Wednesday, January 1, 2014

New year. Same goals. New process.

At the beginning of December I said I was going to start fresh. And I did. I created a new website, new blog, cleared out some of my old funky work from school and replaced it with some new pieces, and now I'm working on doing that again. This past year was tough for many reasons but one of the main reasons was I put a lot of pressure on myself. I put pressure on myself to be successful right out of the gate and that just wasn't the case. It's not the case for anybody. I've always had goals and dreams which is a good thing but they haven't always been realistic. Goals are great as long as they are something that you can reach within time. 

I thought I needed to be working in freelance gigs straight out of college, not working my regular job anymore, and being able to roll from my bed to my studio on a daily basis. WRONG! I forgot that I still had work to do. I forgot that I was green in so many areas and the things I wanted to do with my art I just wasn't ready for. I'm still preparing. I'm still learning. I'm okay with that. 

I graduated from college with a degree in animation and design. Those fundamentals are great and I'm quite proud of them. However, I have no basis for illustration or even art for that matter. I had no idea about tint, shading, composition, perspective, hue, get the idea. So what did I do? I panicked. Surprise! Once I got over the initial shock of the fact I didn't know anything about the basics I realized it was time to learn. So I got to work. I started taking notes, reading, studying, and learning as much as I could to make me a better artist. I have a long way to go but there is something to be said for studying outside of the school atmosphere. There is so much about illustration and the mechanics of it all that I just didn't know. But I will. In time. And then I'll study even more. 
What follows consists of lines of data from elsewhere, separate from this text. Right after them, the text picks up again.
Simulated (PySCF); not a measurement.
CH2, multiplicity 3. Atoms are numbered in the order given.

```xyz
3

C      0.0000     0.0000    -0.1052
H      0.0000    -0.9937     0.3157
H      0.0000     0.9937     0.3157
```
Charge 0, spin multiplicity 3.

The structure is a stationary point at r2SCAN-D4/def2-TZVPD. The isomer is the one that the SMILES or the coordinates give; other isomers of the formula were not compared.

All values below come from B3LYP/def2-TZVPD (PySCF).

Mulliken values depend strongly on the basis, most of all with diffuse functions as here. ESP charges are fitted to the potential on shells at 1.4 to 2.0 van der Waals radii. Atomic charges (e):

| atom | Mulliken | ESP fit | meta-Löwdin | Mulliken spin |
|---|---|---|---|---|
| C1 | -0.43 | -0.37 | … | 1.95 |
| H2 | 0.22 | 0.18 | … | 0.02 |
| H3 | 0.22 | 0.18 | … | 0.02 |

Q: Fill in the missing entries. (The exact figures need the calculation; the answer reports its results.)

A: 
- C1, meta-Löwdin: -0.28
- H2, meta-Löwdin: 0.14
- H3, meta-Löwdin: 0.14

I have an image in my head of the type of artist I want to be and one day that image will become my reality. Until then I have to study, I have to listen, I have to learn what it means to appreciate art. I already eat, sleep, and breathe art styles of all different types but I don't fully appreciate it. I love art and everything that is involved but I don't appreciate it. To be able to connect to your work you have to appreciate the process. I'm not there yet but the fact that I know I'm not there yet means I'm going in the right direction. 

One pencil stroke at a time. I'll get there.